Labor laws are in place to protect workers from employer abuses. For nearly 80 years, the National Labor Relations Board has been charged with making sure employers adhere to labor laws that promote fair wages and working conditions.
Workers can also sue employers who have wronged them under the labor laws, but this is much harder to do as an undocumented immigrant. That's why NLRB officials say the agency often has to work against tension from the country's immigration laws.
An undocumented employee becomes an easy target for unscrupulous business owners who wish to take advantage of them. The employees' lack of documentation becomes a weapon in the workplace that discourages victims of abuse from taking action against their employers.
The current chairman of the NLRB spoke recently on the issue to an advocacy group that helps immigrants secure asylum. He said the agency can aid undocumented workers by investigating violations in the workplace, but laws limit what the NLRB can do to rectify the abuse and punish employers.
For example, a decade-old Supreme Court ruling prevents the NLRB from seeking punitive damages on behalf of undocumented immigrants who are mistreated in the workplace. Punitive damages discourage employers from continuing to violate employment laws. Without the financial penalty, businesses are tempted to return to harmful labor practices.
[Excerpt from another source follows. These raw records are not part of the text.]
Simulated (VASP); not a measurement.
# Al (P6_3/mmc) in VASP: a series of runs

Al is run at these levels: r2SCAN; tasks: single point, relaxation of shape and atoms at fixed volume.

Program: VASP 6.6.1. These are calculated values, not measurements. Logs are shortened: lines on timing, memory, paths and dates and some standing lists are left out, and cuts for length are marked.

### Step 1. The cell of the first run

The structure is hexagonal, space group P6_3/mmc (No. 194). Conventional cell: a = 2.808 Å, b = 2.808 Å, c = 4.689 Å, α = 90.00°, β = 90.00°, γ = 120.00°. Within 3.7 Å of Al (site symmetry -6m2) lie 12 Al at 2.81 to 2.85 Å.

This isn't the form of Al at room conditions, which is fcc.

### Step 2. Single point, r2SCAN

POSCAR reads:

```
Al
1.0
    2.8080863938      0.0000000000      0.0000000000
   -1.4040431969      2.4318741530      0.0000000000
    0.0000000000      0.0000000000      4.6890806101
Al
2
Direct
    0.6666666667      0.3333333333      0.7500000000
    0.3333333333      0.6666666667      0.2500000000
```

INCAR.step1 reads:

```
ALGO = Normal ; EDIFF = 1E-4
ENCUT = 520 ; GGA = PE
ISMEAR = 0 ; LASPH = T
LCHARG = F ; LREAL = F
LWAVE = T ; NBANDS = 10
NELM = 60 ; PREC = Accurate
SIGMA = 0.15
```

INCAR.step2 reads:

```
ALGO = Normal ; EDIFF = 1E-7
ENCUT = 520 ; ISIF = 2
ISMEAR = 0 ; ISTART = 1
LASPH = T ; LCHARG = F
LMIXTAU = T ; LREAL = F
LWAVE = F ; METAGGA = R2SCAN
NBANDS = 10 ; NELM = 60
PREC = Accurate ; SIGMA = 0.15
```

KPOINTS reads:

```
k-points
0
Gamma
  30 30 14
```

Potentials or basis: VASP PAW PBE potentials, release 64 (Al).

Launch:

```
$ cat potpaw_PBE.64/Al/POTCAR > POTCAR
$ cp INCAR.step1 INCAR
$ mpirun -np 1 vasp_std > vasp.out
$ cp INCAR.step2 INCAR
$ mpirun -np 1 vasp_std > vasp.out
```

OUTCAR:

Oftentimes, undocumented immigrants feel there is no benefit to reporting workplace wrongdoing to the government, since there is no guarantee the laws will help them with financial recovery for job abuses. Undocumented workers also shy away from aiding government investigations because they fear involvement will lead to deportation.
The NLRB chairman wanted to dispel the notion that immigrants have "no hope" when faced with problems on the job. He stressed how important it is for immigrants to participate in investigations, so that abusive employers are held accountable for their wrongdoing.